March 30: Cleanup

Start from the beginning
                                    

These are his easy steps to fix a messy aux rack

Bob Mc Caroll's method

1. Use colour to mark your tracks and use the same corresponding colour to code the aux track where you are sending that track. Ex: make all your drums yellow

2. Make sure you name each track clearly For ex.: "DRUMAUX" is where you send your drums and it is also yellow.

3. Highlight all the aux tracks you want to reorganise and press the read button on each and every one of them. As you click on the read button they will create a track for each one on the main rack.

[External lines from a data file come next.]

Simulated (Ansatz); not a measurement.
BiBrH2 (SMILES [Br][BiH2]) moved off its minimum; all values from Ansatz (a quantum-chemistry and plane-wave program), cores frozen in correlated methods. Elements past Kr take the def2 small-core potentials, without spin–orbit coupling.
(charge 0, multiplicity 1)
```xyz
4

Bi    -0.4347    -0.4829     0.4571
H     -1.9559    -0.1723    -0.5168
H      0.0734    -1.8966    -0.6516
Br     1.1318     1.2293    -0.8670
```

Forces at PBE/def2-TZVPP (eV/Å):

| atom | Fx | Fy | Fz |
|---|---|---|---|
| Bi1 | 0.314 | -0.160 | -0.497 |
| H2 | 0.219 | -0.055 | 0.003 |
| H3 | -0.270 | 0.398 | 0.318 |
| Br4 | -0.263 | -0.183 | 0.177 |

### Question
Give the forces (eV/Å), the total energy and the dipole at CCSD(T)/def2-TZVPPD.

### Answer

4. Turn the read button off in the editor/aux rack and go to the main track rack on your upper left. Now you can reorganise them as you would any instrument tracks. Make sure they are in the right order with all of your instrument tracks above and all the auxes below and in order.

5. Highlight all the aux tracks in the tracks area (left upper area)

6. Right click on them and create a track stack. Create a folder stack (not a summing).

7. Within the track stack you just created you can rearrange/shuffle the aux tracks however you want

8. If you should create a new aux later, use the same method and drag the aux into the aux track stack until it sits where it is supposed to be.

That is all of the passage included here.